Treating the Customer as an Individual

Target AudienceIn my year-end blog post, I predicted that 2014 would be the year of the great marketing U-turn – the year in which marketers fully harness digital marketing tools to begin speaking primarily to individuals, not to the groups in which we believe they are members.

My focus at that time was customer acquisition – talking to prospects as individuals. Reflecting more on digital marketing, it strikes me that we also have an excellent opportunity to improve our ability to talk to existing customers as individuals.

We’ve all seen the studies that show how much more cost-effective it is to grow revenue with existing customers than it is to acquire new business. Yet it’s clear that most digital marketing efforts are directed mainly at prospects, grabbing them when they’re searching online for solutions and making a best effort to initiate a dialog.

That’s essential work, of course, but it doesn’t address existing customers. If we’re to fully complete the great marketing U-turn, we need to apply digital technologies in marketing to customers as individuals as well as to prospects. And that requires a change in mindset as to how we view marketing’s mission relative to the customer base.

I recently encountered an email communication from a B2B company informing customers of the availability of a no-cost upgrade. The email salutation was, “Dear valued customer.”

Dear valued customer?

What says “you’re far from valued as an individual” more than a faux-sincere, generic “dear valued customer?” It’s a bit like “Dear current spouse.” The marketer behind that email communication was obviously not concerned with treating the customer as an individual, but rather saw a generalized group.

Quite possibly, that marketer – and perhaps that company’s marketing function? – is focused primarily on prospects and customer acquisition, and spends comparatively little time thinking about customers. That certainly happens, and it points to questions worth asking about your own marketing organization….
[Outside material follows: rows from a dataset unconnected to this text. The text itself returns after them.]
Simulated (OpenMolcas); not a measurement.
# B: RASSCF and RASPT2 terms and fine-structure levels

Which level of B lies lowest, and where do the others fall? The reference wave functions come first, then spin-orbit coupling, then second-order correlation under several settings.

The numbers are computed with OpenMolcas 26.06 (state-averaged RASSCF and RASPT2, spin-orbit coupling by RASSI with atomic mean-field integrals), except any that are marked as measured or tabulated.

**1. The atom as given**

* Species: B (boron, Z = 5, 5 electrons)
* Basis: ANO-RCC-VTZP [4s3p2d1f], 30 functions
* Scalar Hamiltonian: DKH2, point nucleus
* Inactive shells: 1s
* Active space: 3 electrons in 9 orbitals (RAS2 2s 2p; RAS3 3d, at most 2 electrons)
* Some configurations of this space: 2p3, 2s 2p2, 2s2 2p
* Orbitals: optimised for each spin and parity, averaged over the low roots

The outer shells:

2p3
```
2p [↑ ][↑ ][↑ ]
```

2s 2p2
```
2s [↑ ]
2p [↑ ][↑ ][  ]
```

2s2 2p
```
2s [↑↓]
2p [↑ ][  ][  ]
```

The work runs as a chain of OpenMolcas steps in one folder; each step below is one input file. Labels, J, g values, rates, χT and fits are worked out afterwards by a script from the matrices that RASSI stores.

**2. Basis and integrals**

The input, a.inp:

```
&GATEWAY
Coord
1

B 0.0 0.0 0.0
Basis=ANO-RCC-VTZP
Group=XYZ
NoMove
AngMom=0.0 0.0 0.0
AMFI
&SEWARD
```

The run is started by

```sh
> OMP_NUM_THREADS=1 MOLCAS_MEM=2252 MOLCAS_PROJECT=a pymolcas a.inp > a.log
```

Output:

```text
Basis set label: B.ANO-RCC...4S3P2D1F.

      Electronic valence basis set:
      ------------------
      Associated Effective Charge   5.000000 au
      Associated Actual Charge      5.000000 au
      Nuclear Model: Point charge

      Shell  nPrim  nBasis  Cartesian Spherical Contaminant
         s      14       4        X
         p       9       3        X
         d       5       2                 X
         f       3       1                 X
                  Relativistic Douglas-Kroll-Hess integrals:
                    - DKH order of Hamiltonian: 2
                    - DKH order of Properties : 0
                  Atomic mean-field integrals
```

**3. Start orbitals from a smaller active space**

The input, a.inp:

Do your digital marketing plans and execution focus on growing existing business as well as acquiring new business? Are you routinely marketing to existing customers as individuals, or do you rely on your company’s account management function to address customers individually? If it’s the latter, you have a great opportunity to up your marketing game.

We have so many new tools that empower us to market to individuals. SEO, PPC, custom content, automated marketing, etc. enable us to connect with individuals as never before. Let’s remember to deploy those tools in well-designed efforts to expand existing business as well as to assist in new customer acquisition.

It starts with putting a permanent end to “Dear valued customer.”